Coaching for Performance: The GROW Model

Coaching continues to gain exponential traction in leadership circles. Executives, pastors, and organizational leaders are finding increasing value in receiving coaching and utilizing coaching as a developmental tool with their employees. In his book, Coaching for Performance, John Whitmore not only creates a compelling case for coaching, but offers a practical model: The G.R.O.W. coaching model.

Goal Setting – A coaching session begins by clarifying the goal for the session itself. Taking this crucial first step enables coaches to work from the leader’s agenda (the person their coaching) rather than forcing the coach’s agenda. To establish a clear objective for the session, Whitmore encourages coaching questions such as:

  • What would you like to get out of this session?
  • I have half an hour for this, where would you like to have got to by then?
  • What would be the most helpful thing for you to take away from this session?

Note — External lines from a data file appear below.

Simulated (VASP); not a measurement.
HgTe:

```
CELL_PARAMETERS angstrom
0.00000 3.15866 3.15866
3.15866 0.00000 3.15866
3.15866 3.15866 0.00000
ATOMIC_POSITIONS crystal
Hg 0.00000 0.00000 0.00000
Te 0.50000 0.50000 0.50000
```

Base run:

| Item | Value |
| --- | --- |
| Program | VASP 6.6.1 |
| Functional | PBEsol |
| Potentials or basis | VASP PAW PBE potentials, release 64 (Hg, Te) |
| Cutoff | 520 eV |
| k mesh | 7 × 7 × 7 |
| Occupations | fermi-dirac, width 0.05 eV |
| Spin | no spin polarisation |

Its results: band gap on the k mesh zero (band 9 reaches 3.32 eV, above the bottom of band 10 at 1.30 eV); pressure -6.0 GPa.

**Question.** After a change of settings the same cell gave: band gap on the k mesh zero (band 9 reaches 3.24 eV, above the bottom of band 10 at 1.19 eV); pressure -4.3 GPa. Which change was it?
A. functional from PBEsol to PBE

Reality – Coaches continue the process by addressing reality. This involves asking questions to clarify the leader’s situation. Because coaches must be as objective as possible, they must ask questions that increase awareness of the leader’s current reality while at the same time being aware of the internal factor’s that can distort the coach’s and leader’s perception of reality. Whitmore offers the following examples as reality questions:

  • What do you feel when summoned unexpectedly to the boss’s office?
  • What emotions are you left with following the recent round of redundancies?
  • What do you think you are afraid of?
  • In what ways do you inhibit your potential?
  • Can you give me a rating on a scale of one to ten for your level of confidence in your ability to give a good presentation this afternoon?

Options – Next, the coach asks, “What options do you have?” Whitmore observes, “The purpose of the OPTIONS stage is not to find the ‘right’ answer but to create and list as many alternative courses of action as possible. The quantity of options is more important at this stage than the quality and feasibility of each one.” The coach isn’t providing the answers, but rather drawing them out of the leader by the questions he or she asks. Whitmore further encourages coaches to ask leaders “What if” so that they can “sidestep the censorship of the rational mind” and unleash more creative thought. Examples of Option questions include:

  • What if you had a large enough budget?
  • What if you had more staff?
  • What if you knew the answer? What would it be?
  • What if that obstacle did not exist? What would you do then?

What – Finally, coaches ask, “What will you do?” This concluding step in the coaching process aims to “convert a discussion into a decision.” It represents the “next step(s)” the leader will take after the coaching session. The following questions can lead to a thorough answer of “what”:

  • What are you going to do?
  • When are you going to do it?
  • Will this action meet your goal?
  • What obstacles might you meet along the way?
  • Who needs to know?
  • What support do you need?
  • How and when are you going to get that support?
  • What other considerations do you have?
  • Rate on a 1-10 scale the degree of certainty you have that you will carry out the actions agreed.
  • What prevents it from being a 10?

Whitmore’s coaching model provides a relevant pathway for coaching others toward growth. What part of the GROW model challenges you the most? What do you like most about the GROW model?